As #Premier League title holders #Manchester City found a way to burst Southampton’s bubble at St Mary’s yesterday, as they eventually ran out convincing winners by three goals to nil, a side issue in the game was once more brought into sharp focus as Sergio Aguero was booked for (apparent) ‘simulation’. In the greater scheme of things it mattered little on the day as second-half goals from Yaya Toure, Frank Lampard and Gael Clichy clinched City’s victory for the ten men, as Eliaquim Mangala saw red for them late on.
The game was interestingly poised and goalless at the time, when Aguero looked to have his legs taken from under him by Jose Fonte inside the penalty box. The referee, Mike Jones decided otherwise and immediately brandished a yellow card, to indicate that in his belief the Argentinian had exaggerated any contact he had felt in an attempt to gain a penalty unfairly. Replays were equally convincing in backing the striker’s claims that he had been fouled but one wonders if the booking will now be challenged and ultimately rescinded.
It does highlight a conundrum for referees, especially at the top level of #Football, where the action is often non-stop and breathless. As the ball fizzes around the pitch at a speed akin to the top computer games, how can the referee be sure that his instant decision is always the right one, and how can he ensure that he makes the correct decision on a split second event that could determine the outcome of the game there and then? Luckily the decision made by Mr Jones was not match changing this time, but it seems that each week there is one (or more) game(s) where a contentious penalty decision is either given or not.
Earlier this season there was the alleged dive by Everton’s up and coming midfielder, Ross Barkley, in the game against West Ham, which replays suggested was a clear ‘simulation’ and has been highlighted by many footballing pundits as an example of something that they do not want to see creep into the game. His manager, Roberto Martinez defended the incident at the time as an example of a skillful player anticipating a strong challenge and avoiding contact. Clearly even the interpretation of such acts depends on the viewpoint of the observer.
Should referees be seen to be clear on their decision to make rapid decisions in such instances or should there be a way to somehow temporarily halt the game while he / she consults with a fourth official or one of the assistants on the touchline? Football’s ruling bodies seem opposed to the introduction of excessive usage of replays and extra ‘officialdom’ into the sport, as many other sports such as rugby and American football have embraced (sometimes over zealously), but surely they similarly do not want the main talking point after a big game to be the decision making by the referee.

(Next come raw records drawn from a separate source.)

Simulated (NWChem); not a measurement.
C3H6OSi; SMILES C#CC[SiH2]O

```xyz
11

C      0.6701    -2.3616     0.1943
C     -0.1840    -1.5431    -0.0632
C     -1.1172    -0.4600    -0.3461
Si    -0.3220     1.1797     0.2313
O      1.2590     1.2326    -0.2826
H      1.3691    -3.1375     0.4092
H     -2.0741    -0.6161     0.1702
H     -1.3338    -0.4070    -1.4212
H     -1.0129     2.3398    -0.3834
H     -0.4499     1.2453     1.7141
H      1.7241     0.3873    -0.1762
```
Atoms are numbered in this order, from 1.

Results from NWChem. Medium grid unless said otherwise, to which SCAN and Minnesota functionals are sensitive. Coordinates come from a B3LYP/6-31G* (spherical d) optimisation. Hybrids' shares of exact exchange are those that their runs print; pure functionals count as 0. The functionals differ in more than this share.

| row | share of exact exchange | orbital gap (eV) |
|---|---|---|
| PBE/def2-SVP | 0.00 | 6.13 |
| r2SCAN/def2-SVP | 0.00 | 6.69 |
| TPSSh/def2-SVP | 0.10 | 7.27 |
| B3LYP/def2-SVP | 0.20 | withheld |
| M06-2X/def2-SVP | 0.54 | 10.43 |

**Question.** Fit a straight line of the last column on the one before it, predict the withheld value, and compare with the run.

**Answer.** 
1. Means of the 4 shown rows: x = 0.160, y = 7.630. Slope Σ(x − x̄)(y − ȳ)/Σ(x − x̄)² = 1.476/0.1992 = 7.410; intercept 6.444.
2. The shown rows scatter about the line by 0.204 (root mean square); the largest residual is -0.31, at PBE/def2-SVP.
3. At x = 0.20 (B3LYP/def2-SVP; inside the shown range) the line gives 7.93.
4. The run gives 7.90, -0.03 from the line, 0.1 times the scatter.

The issue is not something totally unique to the last few years of course, although it often seems that players are often encouraged by their managers to look for contact in the box nowadays or to ensure that even the slightest touch by a defender is witnessed by the officials, through excessive theatrics and scenes that make the fans double check for ‘sniper fire’. There have even been interviews with managers after games where they have suggested that certain players have been “too honest” and sought to stay on their feet instead of falling over, surely an admirable trait and not something to be condoned. Neil Warnock, the Crystal Palace manager admitted as much after the game last month against Sunderland, when Fraizer Campbell went down inside the first minute but did not get the decision in his favour because he did not exaggerate the challenge from Santiago Vergini.After yesterday’s events it seems that the murmurings will rumble on until a clearer guideline is issued and an approach is found to rule out the potential for human fallibility. Alternatively, maybe we just like to see something that we can discuss afterwards, so should leave it as it is? Another option would be to follow the example of Robbie Fowler back in 1997 in a game against Arsenal, where he initially seemed to have been fouled by David Seaman and the referee pointed to the spot. Fowler sprang to his feet to plead with the referee not to give the penalty and was warmly praised afterwards for his ‘sportsmanship’. Unfortunately, the plea fell on deaf ears, and although Fowler’s subsequent spot-kick was saved by Seaman, the rebound was scored by Liverpool teammate Jason McAteer and Liverpool went on to win the game. Fair play, but not perhaps a ‘fair’ outcome?